L.A. County to try again to cut troubled foster care contractor
Los Angeles County Supervisors Gloria Molina and Michael D. Antonovich will make another attempt to cut a troubled foster care contractor with a history of misused money and child abuse.
Under the supervisors’ proposal, the county board has once again scheduled a public vote for Tuesday on the county’s relationship with Teens Happy Homes, a contractor that has received up to $3.6 million per year and cared for more than 1,100 foster children in recent years.
An earlier vote was taken off the schedule for unexplained reasons, and it is unclear whether the proposal has obtained a decisive third vote to win majority support on the five-member board.
Supervisor Mark Ridley-Thomas, in a prepared statement, said the motion “seeks to correct a problem that is undeniably troubling. The only question that remains is whether we are on solid legal ground. County counsel and the Department of Children and Family Services have some answering to do before Tuesday.”
Supervisor Zev Yaroslavsky said: “I have asked the department to give me a list of all the agencies in just as unsatisfactory a situation. Let’s look at all of them together and treat them the same.”
Michael Nash, the presiding judge of L.A. County’s Juvenile Court, and Leslie Starr Heimov, who leads the court-appointed law firm representing foster children, have called on the supervisors to sever the contract.
The calls were issued after an examination of Teens Happy Homes, published in The Times, revealed questionable spending, including tens of thousands of dollars that went to personal expenses of the chief executive, Beautina Robinson.
The newspaper also reported that Maurice Mitchell, then president of the Teens Happy Homes board, retained his position while in jail before being convicted in a real estate scheme that involved identity theft, forged documents and more than $260,000 in stolen money.

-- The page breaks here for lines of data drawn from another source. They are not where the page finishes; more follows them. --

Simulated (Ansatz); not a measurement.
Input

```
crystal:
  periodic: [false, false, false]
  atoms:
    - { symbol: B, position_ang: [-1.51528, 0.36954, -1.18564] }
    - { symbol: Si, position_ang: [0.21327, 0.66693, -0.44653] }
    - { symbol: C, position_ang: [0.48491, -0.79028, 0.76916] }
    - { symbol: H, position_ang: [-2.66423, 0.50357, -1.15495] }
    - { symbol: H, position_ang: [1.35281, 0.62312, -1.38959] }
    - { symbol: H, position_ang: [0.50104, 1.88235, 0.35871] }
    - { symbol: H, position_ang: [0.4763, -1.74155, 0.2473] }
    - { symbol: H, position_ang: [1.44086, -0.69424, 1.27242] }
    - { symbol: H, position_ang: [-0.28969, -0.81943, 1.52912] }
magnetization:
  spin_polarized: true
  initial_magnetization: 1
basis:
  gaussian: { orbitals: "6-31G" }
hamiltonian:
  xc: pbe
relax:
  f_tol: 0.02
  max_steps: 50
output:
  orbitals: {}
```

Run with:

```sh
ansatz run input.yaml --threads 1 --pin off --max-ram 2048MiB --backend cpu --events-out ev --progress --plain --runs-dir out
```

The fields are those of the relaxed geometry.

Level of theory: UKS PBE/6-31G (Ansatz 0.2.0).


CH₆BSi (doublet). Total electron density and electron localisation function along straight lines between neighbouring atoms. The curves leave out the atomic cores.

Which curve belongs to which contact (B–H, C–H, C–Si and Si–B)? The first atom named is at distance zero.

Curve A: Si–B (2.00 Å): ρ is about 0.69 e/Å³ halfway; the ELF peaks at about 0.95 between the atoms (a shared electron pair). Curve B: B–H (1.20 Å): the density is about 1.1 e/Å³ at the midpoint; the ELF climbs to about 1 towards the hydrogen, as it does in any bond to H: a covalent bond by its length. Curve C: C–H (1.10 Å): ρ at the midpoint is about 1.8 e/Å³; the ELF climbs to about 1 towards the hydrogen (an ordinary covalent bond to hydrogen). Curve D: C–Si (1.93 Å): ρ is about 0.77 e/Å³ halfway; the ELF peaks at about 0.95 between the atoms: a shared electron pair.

Over a three-year period, 240 allegations of abuse or neglect were filed on behalf of youths at Teens’ homes, a Times analysis of child abuse hot line data found. Teens’ rate of nearly two allegations for each home was more than two times the average for foster care contractors across the state.
About half of Teens’ 131 facilities had no complaints filed against them during the period covered by the data, from October 2008 through September 2011. But four of them had 10 or more complaints, landing them among the top 40 in the county.
Investigators substantiated about 17% of all complaints from the Teens homes, about the same as the state average.